Forget about all the stuff above and design PV sail plan

 

Rudders don't work on friction at all. They deflect water flow and creat lateral resistance. Any hole in a foil will degrade performance and create enourmous drag. Study basic hydrodynamics. It is not too complicated.

 

Think again about your rudder idea.

You need a undisturbed flow to your prop to produce a propulsion force and not foam.
The same is valid for your rudder, the better the laminar flow, the less drag. Every vortex is counterproductive and has to be avoided.
When under motor, your rudder angle is just straight zero at, say 90% of the time.*
Under sail that will be different of course, but we try to sail with the least angle of attack to avoid drag.
Now you try to get some "fuel" out of this vortex. That would require a permanent vortex which is not welcome. You would gain less than you loose.
Say you gain 1kW of El. power but your drag equals to 2 or 3kW.
The same principle you have when dragging a "tow generator".

*watch your autopilot, it will act 2 to 4 times in a minute for about 1 second each time.

I can see where you want to go with your PV panels. Having a stripe on the hull sounds nice but you wou´nt get much bang for the buck.
Covering the deck sounds much less attractive. Walking barefoot on it, will be impossible, walking with shoes on it will make it soon blind.
The wiring will be a nightmare, cost - benefit calculation too.
Installing it above deck level (as you mentioned), makes the most vulnerable area inaccessible, all through hull, through deck points have to remain permanently accessible.

Regards
Richard

 

The premise is wrong , a rudder deflection creates pressure on the bow that caused the bow to move.

The better the "lift" the less rudder deflection is required to cause steering , so the boat is faster.

Unless a boat is in a fixed position a small fully loaded gas or diesel DC noisemaker is still the best (in terms of charge quality and rapidity) for most cruisers.

Only thing better is less DC demands.

FF

 

I don't find myself agreeing with you on this. The deflection is caused by friction. There are only two forces at work in the water, lift and friction. I has to be one or the other. Friction on the rudder, causes lateral force on the boat, and because it's located in the back, that's a lever, giving a rudder more leverage. Leverage is what allows the rudder to be so small, and placing it directly behind the prop allows it to grab friction from the water flowing past, including all that energy from the prop to propel the boat. That's also why an offset rudder that leads forward a bit is more efficient, because its able to get more than half of the energy from the prop rather than simply half as a normal rudder would.

 

The proper word is drag, not friction. Any object moving through a liquid causes drag in the direction of travel if it is symmetrical. If it is not, i.e. an angled rudder, there is also a force perpendicular to the direction of travel.
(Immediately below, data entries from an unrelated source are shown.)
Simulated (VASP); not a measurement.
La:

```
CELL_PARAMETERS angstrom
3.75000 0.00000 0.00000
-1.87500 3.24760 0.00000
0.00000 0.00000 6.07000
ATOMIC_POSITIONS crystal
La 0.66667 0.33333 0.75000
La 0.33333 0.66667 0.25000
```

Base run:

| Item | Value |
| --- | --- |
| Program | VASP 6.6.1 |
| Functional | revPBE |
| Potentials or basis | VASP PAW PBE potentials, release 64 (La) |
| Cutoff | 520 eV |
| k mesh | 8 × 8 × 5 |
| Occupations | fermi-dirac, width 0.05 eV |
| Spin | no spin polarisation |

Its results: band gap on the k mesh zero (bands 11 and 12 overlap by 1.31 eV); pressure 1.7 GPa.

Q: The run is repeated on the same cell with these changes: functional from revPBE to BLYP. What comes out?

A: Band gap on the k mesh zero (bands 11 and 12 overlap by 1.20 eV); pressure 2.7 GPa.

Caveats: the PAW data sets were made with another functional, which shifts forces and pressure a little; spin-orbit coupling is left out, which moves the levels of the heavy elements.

Draw a box in which the rudder is a diagonal. Two adjacent sides show the ratio of forces acting on the rudder.

 

Bahama: there are two types of fiction, parasitic and induced (they are also know under defferent names, but in reallity they amount to the same) and all friction is refered to as drag.
Parasitic drag is the force required to push any object through the water for a particular speed, a symmetrical rudder will require less force to push it through than lets say a broom stick even though from frontal view they will have the same thickness. Because the rudder is more streamlined than the broom stick, the rudder will upset the state of rest water less than the broom stick. The water is moved apart but comes back to the same spot, and is has moved an equal amount both sides and at an easier rate than what the broom stick will do.

Induced drag is added on top of parasitic drag and is cause when the rudder is angled off its streamline position, as its angle of attack is increased, it causes a side force which is called lift but in doing so causes increase in drag, this drag is a function of the foil shape, angle of attack and speed through the water. Same as before the water is pushed apart but this time it will not return back to its previous position because the water on one side has to move further that the water on the otherside, its this upsetting of the water that causes the induced drag.
The angle of attack can be increase until a particular angle to where the water accually seperates from the rudder and causes cavitation. At this point the rudder has lost nearlly all of its lifting fource but maintains all of its drag plus more from the cavitation. Never want to be at this state.

On sail boats, good sailors will balance up their sails to take loads off the rudder which allows the rudder to reduce it angle of attack bringing it back to a streamline position, thus reducing drag.

Hope this helps you to understand whats going on with your rudder.

 

Thanks, it does help. I like trying to figure out how to grab energy that is often lost to friction (in this case drag)... it's just my way. For example, all these hybrid cars are grabbing elecricity from the starts and stops, but I don't see them going after the up and down motions as the vehicle bounces up and down. I've seen some shock absorbers try to do this by using a magnet and coil to generate the current from the movement--but this is so dumb, they are simply grabbing the basic linear movment NOT capturing the real power, which is the actual mass of the car associated with the up and down movement. Were into boats here so I won't go further, but my quest to capture power lead me to think of all the friction (drag) that is associated with sailing--there is a lot of drag this is required to make sailing work... if we're able to capture any of this without losing it in other places due to eddies, or lost momentum, etc., then that's free energy. So I'm just keeping my eyes open for it.

On this same thought, I find it curious to be able to lower a water turbine at night while moored to capture any current movement.

And finally, as a side note, I have drawn up some sketches to capture energy from people who are walking on the streets or alone skyway systems. It's similar to what you see in this bed design, and the energy from walking is capture via hydraulics. I thought of a way to store the energy from hundreds of these walkway collectors so that they can collectively turn a turbine efficiently. I have 4 or 8 groups of these collectors that capture the energy by building up pressure, and then each of these groups are fired off at a turbine one after the other, similar to the way that pistons in an engine work. so while others are storing up energy, a couple of them are finally releasing their energy. I just through that out there because I think this same concept would work with those devices that try to capture the wave energy from tide waves. It's wrong to simply capture the physical movement... this is only a fraction of the real energy, which is the mass with the movement. Using hydraulics is an efficient way to capture some of that mass/movement rather than simply capturing movement.